Given a DocumentDB collection called test
, with 200 documents of the following shape (i.e. containing a simple key/value pair):
{ "num" : 1 }
and an index on the key num
:
{ v: 4, key: { num: 1 }, name: 'num-idx', ns: 'db.test2' }
the index is not used for the following query:
db.test.find({'num': {$exists: true}})
...
winningPlan: { stage: 'COLLSCAN' }
This is consistent with the AWS documentation which states:
Amazon DocumentDB does not currently support the ability to use indexes with the $ne, $nin, $nor, $not, $exists, $distinct, and $elemMatch operators. As a result, utilizing these operators will result in collection scans
However when I recreate the index, specifying it is sparse:
{ v: 4, key: { num: 1 }, name: 'num-idx', ns: 'db.test2', sparse: true }
then the index IS used:
db.test.find({'num': {$exists: true}})
...
winningPlan: { stage: 'IXSCAN', indexName: 'num-idx', direction: 'forward' } }
According to the MongoDB documentation, making an index sparse has the following implications:
- documents missing the indexed keys will not be present in the index
- this makes the index smaller in memory
- you cannot use it for queries containing
{ $exists: false }
There is no mention of the sparsity of an index being a requirement in order for it to be used in the case of { $exists: true }
queries.
The closest to an answer I can find is https://docs.aws.amazon.com/documentdb/latest/developerguide/functional-differences.html#functional-differences.sparse-index piece of AWS documentation which states:
To use a sparse index that you have created in a query, you must use the $exists clause on the fields that cover the index. If you omit $exists, Amazon DocumentDB does not use the sparse index
However, this clashes with the previous documentation quote.
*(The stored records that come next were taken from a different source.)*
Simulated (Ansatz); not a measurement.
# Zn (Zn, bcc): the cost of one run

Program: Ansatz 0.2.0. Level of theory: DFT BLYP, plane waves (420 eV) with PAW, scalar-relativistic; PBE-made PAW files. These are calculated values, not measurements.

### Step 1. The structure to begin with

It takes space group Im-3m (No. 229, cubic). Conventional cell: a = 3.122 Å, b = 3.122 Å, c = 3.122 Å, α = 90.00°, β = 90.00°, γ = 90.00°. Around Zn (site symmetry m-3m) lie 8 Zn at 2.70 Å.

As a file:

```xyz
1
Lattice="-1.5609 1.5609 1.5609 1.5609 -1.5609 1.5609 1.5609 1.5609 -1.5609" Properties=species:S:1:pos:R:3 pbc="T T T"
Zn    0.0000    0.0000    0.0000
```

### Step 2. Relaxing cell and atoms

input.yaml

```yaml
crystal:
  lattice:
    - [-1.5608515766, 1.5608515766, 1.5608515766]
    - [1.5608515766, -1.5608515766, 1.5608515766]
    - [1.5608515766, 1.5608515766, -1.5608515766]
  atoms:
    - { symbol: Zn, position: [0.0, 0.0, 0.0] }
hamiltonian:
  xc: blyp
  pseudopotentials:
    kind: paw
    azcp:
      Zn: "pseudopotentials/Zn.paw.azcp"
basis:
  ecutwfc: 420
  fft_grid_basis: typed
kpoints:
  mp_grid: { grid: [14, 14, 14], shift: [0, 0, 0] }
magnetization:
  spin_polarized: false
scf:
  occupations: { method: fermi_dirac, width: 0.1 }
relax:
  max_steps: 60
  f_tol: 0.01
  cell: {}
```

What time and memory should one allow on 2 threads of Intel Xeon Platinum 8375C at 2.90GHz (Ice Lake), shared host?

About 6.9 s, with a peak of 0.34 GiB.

Behaviour for MongoDB (db.test.find({'num': {$exists: <VALUE>}})):
Head | exists:true | exists:false |
---|
sparse index | IDX | COLLSCAN |
non sparse index | IDX | IDX |
Behaviour for DocumentDB (db.test.find({'num': {$exists: <VALUE>}})):
Head | exists:true | exists:false |
---|
sparse index | IDX | COLLSCAN |
non sparse index | COLLSCAN | COLLSCAN |
Is this an unintended loophole?
Can I rely on this behaviour to guarantee that a query containing an { $exists: true }
clause is able to use an index if it is sparse?
Yes, it would be better if the documentation was made clearer but combining these 2 pieces of information in one place:
"Amazon DocumentDB does not currently support the ability to use indexes with the $ne, $nin, $nor, $not, $exists, $distinct, and $elemMatch operators. As a result, utilizing these operators will result in collection scans. Except in the case of sparse indexes which can be used for queries containing a
$exists: true
clause".I am still interested in knowing why this behaviour exists though. As I mentioned above, it doesn't make sense that the sparsity of the index affects whether or not it can be used in a query containing
$exists:true
. This is what I meant by 'unintended loophole'. Because it doesn't make sense, I wondered if this was intentional behaviour. And if not, someone might come along and fix it and suddenly sparse indexes stop working for particular queries.